Views of the High Altar of the Basilica of Sant'Apollinare in Classe

The Basilica of Sant'Apollinare in Classe is one of the most venerable ancient basilicas in all of Christendom, justly celebrated for its mosaics and as an exemplar of early Christian architecture. Now examples of early Christian basilicas invariably include the presence of a ciborium, which is to say, the architectural canopy that covers the freestanding altar. This is a feature I have frequently spoken on frequently over the years. Here is what the Catholic Encyclopedia says about it:
From the fourth century altars were, in many instances, covered by a canopy supported on four columns, which not only formed a protection against possible accidents, but in a greater degree served as an architectural feature of importance. This canopy was known as the ciborium or tegurium... the dignified and beautifully ornamented ciborium as the central point of the basilica, where all religious functions were performed, was an artistic necessity. The altar of the basilica was simple in the extreme, and, consequently, in itself too small and insignificant to form a centre which would be in keeping with the remainder of the sacred edifice. The ciborium admirably met this requirement.
My selection of this particular quotation is quite purposeful, for whenever I look at Sant'Apollinare as it stands today, as brilliant and awe inspiring as it is, it's high altar certainly seems to cry out for the presence of this ancient and noble feature.

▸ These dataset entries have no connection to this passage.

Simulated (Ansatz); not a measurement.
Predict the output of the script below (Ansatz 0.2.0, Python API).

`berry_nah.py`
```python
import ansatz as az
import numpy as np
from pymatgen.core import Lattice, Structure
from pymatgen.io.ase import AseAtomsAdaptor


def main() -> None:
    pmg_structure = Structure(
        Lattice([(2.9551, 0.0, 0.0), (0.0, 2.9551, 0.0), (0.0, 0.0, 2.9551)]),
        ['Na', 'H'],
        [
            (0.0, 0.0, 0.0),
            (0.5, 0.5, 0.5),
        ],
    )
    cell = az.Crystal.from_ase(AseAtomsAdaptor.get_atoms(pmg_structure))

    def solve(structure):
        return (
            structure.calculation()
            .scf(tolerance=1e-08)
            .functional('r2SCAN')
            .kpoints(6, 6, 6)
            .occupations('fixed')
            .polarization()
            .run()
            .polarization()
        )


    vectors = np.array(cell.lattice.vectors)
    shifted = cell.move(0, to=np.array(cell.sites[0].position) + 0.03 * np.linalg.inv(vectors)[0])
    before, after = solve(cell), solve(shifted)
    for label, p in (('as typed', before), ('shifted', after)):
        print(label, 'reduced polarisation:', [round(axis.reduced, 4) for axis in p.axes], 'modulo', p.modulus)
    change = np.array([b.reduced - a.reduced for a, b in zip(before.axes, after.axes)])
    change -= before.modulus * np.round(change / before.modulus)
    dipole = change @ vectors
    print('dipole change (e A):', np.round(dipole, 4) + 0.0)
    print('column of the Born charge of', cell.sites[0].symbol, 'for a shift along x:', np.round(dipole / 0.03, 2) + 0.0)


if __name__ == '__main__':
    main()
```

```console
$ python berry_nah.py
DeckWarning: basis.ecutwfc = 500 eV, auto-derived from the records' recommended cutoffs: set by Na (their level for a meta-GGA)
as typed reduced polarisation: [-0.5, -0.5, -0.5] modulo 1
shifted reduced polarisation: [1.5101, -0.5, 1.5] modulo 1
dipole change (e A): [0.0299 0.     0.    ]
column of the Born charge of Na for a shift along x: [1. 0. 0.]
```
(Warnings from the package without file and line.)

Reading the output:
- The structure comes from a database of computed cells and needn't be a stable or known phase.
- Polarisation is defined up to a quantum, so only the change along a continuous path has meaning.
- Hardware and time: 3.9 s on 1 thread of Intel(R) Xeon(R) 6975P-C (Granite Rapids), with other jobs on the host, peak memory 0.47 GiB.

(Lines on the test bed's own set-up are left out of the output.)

I found myself wondering then, did Sant'Apollinare historically have a ciborium?  I would find it difficult to imagine that it did not admittedly, and while I am yet researching the particular question of this basilica in its earliest forms, I did turn up some interesting photographs and engravings of the basilica from the mid-19th century which show the high altar covered with a ciborium -- one that would appear to be of baroque vintage.:





It would seem that it was at some point in the later 19th century or early 20th century that this was either removed or destroyed. Here is an image of the basilica as it stood at that period and as it essentially still stands today:


Whatever the case in the history of this particular basilica, it brings to mind the fundamental importance, utility and desirability of the ciborium where freestanding altars are concerned, serving both as a means to focus one's attention on the altar and lending the altar an architectural magnificence that it might not otherwise have.